Tuesday, January 18, 2011

The Government's Abeyance Motion in the DADT Litigation

By Mike Dorf

Last week the Justice Dep't asked the 9th Circuit to hold in abeyance the appeal of an earlier district court ruling invalidating Don't-Ask-Don't-Tell (DADT) while the steps to implement the policy's repeal are taken.  The plaintiffs Log Cabin Republicans oppose the motion on the ground that so long as DADT remains in effect--which it does given the statutorily prescribed delay in implementation along with an existing stay of the district court order--service members suffer unconstitutional harm under the policy, and so the appeal should proceed as scheduled.  All things considered, I think the government probably has the better of the argument here, although the question of when it is appropriate to continue litigating over a repealed law or policy can be complicated.

The decisive consideration here, I think, is the fact that DADT almost certainly will be gone before the current litigation can realistically be expected to conclude.  This is not a case in which P sues D to enjoin some action A by D, then D stops doing A, or agrees to stop doing A, the litigation is dropped, and then D goes back to doing A again, leading to a new cycle.  Delay of a month or so really will permanently moot the case, whereas proceeding on the 9th Circuit's expedited schedule would likely drag on for many more months, potentially years if the Supreme Court were to get involved either in the substantive or remedial issues.

Moreover, although this is not a factor that bears directly on the abeyance motion, it's also not clear to me that the interests of current and future gay and lesbian service members would be served by pressing on with the litigation.  In light of the deference traditionally shown to the political branches with respect to military matters, it's quite possible that the eventual outcome of DADT litigation would be upholding the policy.  By contrast, repeal of DADT can fairly be understood as an exercise in "constitutional politics."  Just as non-renewal of the Sedition Act in 1801 can be read to mean that the People judged the Act unconstitutional, so repeal of DADT can be read as a similar popular judgment with respect to that law.  If DADT were now to be upheld by the courts, that ruling might eclipse the popular judgment, devaluing it from an exercise in constitutional politics to a mere policy judgment.
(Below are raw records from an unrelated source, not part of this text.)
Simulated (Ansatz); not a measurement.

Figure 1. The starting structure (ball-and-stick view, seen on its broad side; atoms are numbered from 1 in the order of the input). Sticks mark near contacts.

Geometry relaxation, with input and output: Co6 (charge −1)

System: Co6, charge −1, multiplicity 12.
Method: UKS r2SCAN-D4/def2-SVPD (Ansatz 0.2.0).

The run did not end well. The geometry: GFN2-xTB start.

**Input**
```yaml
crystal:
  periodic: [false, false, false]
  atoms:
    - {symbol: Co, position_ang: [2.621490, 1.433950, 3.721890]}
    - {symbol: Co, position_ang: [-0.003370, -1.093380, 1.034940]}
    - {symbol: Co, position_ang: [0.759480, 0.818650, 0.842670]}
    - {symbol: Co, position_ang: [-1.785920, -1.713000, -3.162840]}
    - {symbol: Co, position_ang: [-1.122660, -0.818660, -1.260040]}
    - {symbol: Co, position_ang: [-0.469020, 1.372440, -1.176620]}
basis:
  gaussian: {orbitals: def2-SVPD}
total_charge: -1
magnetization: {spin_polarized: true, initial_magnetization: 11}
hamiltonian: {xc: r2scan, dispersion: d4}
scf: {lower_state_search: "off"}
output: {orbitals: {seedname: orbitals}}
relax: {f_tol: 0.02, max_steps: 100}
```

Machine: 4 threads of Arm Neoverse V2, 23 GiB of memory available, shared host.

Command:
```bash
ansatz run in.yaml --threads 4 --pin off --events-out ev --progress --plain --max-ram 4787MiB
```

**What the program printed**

But leaving well enough alone in this way is not always the right course.  Consider the coram nobis petition brought by Fred Korematsu to overturn his conviction nearly forty years after it was affirmed by the Supreme Court in the infamous case that bears his name.  As Judge Patel noted in her opinion granting relief, she could not change the legal principles announced in the 1944 ruling, though she could void the underlying factual determinations based on the misrepresentations in the record.  The case was worth bringing, in my view, because it nonetheless did "overturn" the earlier Supreme Court ruling, at least symbolically.  And that's despite the fact that even in 1944, even on the basis of a falsified record, Justices Roberts, Murphy, and Jackson could see their way to the right result.  As Jackson explained, the Korematsu ruling (as opposed to the underlying exclusion and internment) was an affront to justice by the courts, and so it took a judicial act to atone.

Whether the district court decision in the coram nobis proceeding was sufficient atonement is an open question.  The Supreme Court has never formally overruled Korematsu--and the modern doctrine applying principles of equal protection against the federal government as well as the strict scrutiny test itself are arguably traceable to the opinion.  But it is also true that the actual holding of the case has not been invoked favorably in many years.  Citations of Korematsu, when they appear in the U.S. Reports, are negative citations, typically used by dissenters accusing their colleagues in the majority of something dreadful, in the same way that Dred Scott, Plessy, and Lochner are cited.

There is no comparably well-known martyr to DADT--although certainly many of the patriotic men and women who have been discharged under the policy would be candidates to bring actions to clear their names.   But I'd prefer to see them vindicated by the armed forces themselves--or better yet, by Congress: Many in the services have long regarded DADT as foolishness imposed on them by the political branches.  It is a small blessing that during the many years that gay and lesbian Americans were prevented from serving their country, the Supreme Court never took the opportunity to sanctify that injustice, and so it need not now make amends.